Charlie Parr grew up in Austin, Minnesota, in a house filled with the music that would inform his style. His late father loved the music found on collections like the field recordings by Alan Lomax released on the Folkways / Smithsonian label and Harry Smith’s Anthology of American Folk Music. The elder Parr’s first-hand accounts of growing up during the Depression, riding the freight trains and traveling to places like the Piedmont region (a North Carolina country blues mecca), made the music all the more visceral to Charlie. While his peers were immersed in what is now called “classic rock,” Charlie was soaking up the music of Furry Lewis, Rev. Gary Davis and Mance Lipscomb. As both his parents were union workers at Austin’s Hormel plant – picket line fixtures during bitter labor strikes in the mid-1980s – Charlie himself got a first-hand view of what those old songs were talking about.
Parr picked up the guitar around age eight, however, music lessons never held his interest. He’s one of those self-taught guys who inevitably brings his own twists to music. He dropped out of high school as a freshman, eventually earning his GED after moving to Minneapolis. Parr’s performing career began in 1988, playing in Twin Cities coffeehouses and clubs where he also spent a lot of time listening to (and learning from) resident greats like Dave Ray and “Spider” John Koerner.

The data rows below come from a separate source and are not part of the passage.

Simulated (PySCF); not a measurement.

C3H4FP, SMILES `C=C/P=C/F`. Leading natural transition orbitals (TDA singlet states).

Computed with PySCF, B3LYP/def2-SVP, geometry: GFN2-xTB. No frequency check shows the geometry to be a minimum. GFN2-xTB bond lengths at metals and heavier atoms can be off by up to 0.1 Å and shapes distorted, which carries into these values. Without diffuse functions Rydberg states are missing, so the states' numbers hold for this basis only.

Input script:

Over the next decade-plus, Parr continued to hone his style and took up songwriting in earnest. Parr also earned a degree in philosophy and became an outreach worker for the homeless, working for the Salvation Army in Minneapolis. His experiences in social services can be heard in his songs, the way any songwriter is impacted by their life experiences. Don’t, however, look for any one person’s story in Parr’s songs. Like his music, Charlie’s work helping people in tough spots has been nothing short of a calling (and it ain’t no research project). Dignity, and the struggle to keep it, are central themes in Parr’s songs, and he’s not the kind of guy to trade it on the cheap.